Wednesday, July 14th, 2010

In state associated with people who know and understand persecution, the release by an “anonymous” group of a list of people it claims are illegally in the United States was distrubing. The list is intended to cause panic and concern. The Governor of Utah has correctly already started an investigation into how such a list was compiled and who published this list, given the sensitive and apparently incorrect information it contained, and the damage such information can do to person and their children. But, there is a larger issue here just privacy and security concerns.
It is good that the list was published. Don’t get me wrong. It is not good for the people and their families on the list. It is not good for image of the state of Utah. But, rather, it is good that this list is out there, because it shows the inflammatory nature of the debate on immigration enforcement and reform. Sometimes the truth is sacrificed when points are made about immigration, and that is certainly the case here. It is also good in that is shows the politicians who support anti-immigration legislation the societal consequences of their speeches. Surely they must have realized that this and much worse things were coming? Next time, it might not be just a list. What if someone uses that list to “get” a person on it? We know some of the people are the list are permanent residents and citizens. Will anyone speak for them when harm is done to them?

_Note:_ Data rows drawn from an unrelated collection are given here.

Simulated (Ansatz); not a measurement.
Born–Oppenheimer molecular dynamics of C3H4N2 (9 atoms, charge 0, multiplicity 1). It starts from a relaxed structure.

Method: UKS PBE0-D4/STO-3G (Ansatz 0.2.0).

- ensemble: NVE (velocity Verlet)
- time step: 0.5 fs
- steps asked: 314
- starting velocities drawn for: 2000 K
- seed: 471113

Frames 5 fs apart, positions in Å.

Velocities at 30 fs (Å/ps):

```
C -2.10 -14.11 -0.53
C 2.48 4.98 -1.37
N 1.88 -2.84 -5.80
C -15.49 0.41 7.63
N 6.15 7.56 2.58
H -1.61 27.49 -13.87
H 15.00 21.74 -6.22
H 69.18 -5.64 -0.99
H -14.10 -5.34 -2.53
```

How could it come to this, in Utah of all places? Let me will tell you how– The mistaken perception that there is no immigration enforcement today, and the public’s desire that the issue of immigration be addressed by a reluctant Congress. It is not an issue of Americans not embracing immigrants. We frequently hear the mantra that we love “legal” immigrants. The bigger problem is that “legal” immigration has become a bureaucratic nightmare bogged down in 20th century laws and not reflective of either our society or an economy of 2010. Yet Congress continues to drag its feet in reforming immigration system. President Obama has broken his promise to Hispanics to push immigration reform. Congress is scared to death to vote on immigration on this mistaken belief that they will lose elections if they support a workable immigration system. Bill O’Rielly understands that the need to reform our system and move forward with workable solution. But vilifying helpless children is not a solution. It is an attack. Unjustified, and unnecessary.
A bigger concern for Utah has to be the fallout and consequences of “The List” and prospective state legislation on immigration. If Utah politicians ignore not only the political consequences, but their own heritage in moving forward toward passing an Arizona style “show me your papers” type of law, Utah will become, like Arizona, an economic pariah. Utah will be faced with declining foreign and domestic investment as the result of efforts to isolate those states that pursue legislation that serves no legitimate law enforcement, drives immigrants further into the shadows and away from the police, and deepens the divide in the United States over what is good for the future of America. Fifty different state laws on immigration policy is not a way to effectively run a country.
If only Utah would lead out on positive immigration reform, the story would be dramatically different and systemically better. I pray that will happen. I fear it will not, because as the founding fathers of Utah learned as the victims of such laws, it is easier to vilify, and spurn, rather than to understand and move forward together toward a postive solution.